These fears can be exacerbated by constraints enforcing their lack of control: being tied up, being trapped. Not being sure if their protections will work. The tornado is here, it seems it is trying to kill us, and the doors of the storm basement are rattling so hard the hinges are coming loose.

The plane is going down, and there is nowhere to run or hide, you have no control. The pilot isn't talking. You may be dying in minutes, and you can't do a damn thing about it. And your child is screaming in your arms, and you can't save them, either.

Women (and men, in prison for example) fear being raped, it is an enormous loss to be violated, to have taken what should only be given by your own choice, to be forced and be helpless to do anything about it.

Although it may not be the stuff of horror novels, people fear loss of financial and physical security, being robbed of everything, losing their home, their job, their healthcare. This terrifies people enough they spend large amounts of money every year on various forms of insurance, to guard against the losses. Still it is fear driving them; but insurance is a way to control that.

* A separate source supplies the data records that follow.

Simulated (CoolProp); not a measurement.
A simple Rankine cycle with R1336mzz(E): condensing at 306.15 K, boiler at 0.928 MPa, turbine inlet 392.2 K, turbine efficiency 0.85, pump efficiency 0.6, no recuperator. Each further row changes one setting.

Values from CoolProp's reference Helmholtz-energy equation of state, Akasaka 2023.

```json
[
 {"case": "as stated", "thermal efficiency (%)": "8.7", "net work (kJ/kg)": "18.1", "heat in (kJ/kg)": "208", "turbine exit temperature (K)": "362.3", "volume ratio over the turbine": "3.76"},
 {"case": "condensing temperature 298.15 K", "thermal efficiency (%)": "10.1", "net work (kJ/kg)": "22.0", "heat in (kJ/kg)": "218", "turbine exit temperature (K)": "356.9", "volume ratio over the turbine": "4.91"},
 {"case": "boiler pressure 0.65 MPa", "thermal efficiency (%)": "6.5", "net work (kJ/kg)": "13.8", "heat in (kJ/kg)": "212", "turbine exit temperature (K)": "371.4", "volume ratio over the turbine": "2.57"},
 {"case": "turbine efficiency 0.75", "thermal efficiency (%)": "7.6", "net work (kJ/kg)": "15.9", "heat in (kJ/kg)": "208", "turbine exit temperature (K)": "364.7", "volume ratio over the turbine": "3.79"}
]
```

People are afraid of power, the physical power of assailants and the more abstract social power of bosses, police, politicians and the military (their own or another country's) to force them to do things, give up things, or become slaves. If you think about it, the number one reason people buy guns in the USA is not for sport, it is for fear of being attacked or conquered and having no control over their destiny. When they are out practicing, they are imagining "the bad guys" coming for them, because they are afraid that will really happen someday. (Maybe it will, I'm not judging, I'm describing their fear.)

For a horror story, you need the generic advice: Likeable and relatable characters, so the reader cares what happens to them. That's the setup, then they are doing something NEW but that they think is innocuous (a party, a tourist trip, a new job, a plane ride, a cruise, etc).

Then you drop them in a nightmare scenario over which they have no control. They need to be trapped, in real danger (which you can prove by sacrificing some), unable to do anything about it, and imagining all the terrible things that will happen to them, and seeing some of those come to pass. Your readers are terrified because the stakes are high, and because they like the characters the readers are afraid of what the characters cannot control, the characters they like may not survive the ordeal you have thrust them into.

Take away their control of their situation. Apply constraints so they are prevented from calling for help (no phone service), going for help (the boat is broken), running away (they are on a damn island!), or finding anything that would help them (they search the house and barn and find nothing).

Now you might want to keep something clever in reserve so a few of them defeat the evil and survive, that is part of being clever in writing your novel. But to make it scary, the audience must be able to imagine themselves in this situation (depends on the demographic you wish to target), feel as helpless as the characters (but beware, the helplessness must be plausible, and you must close all plausible routes to escape or control), and your characters cannot give up; they must be trying like hell to stay alive (and you will likely have to kill a few to prove the threat is real).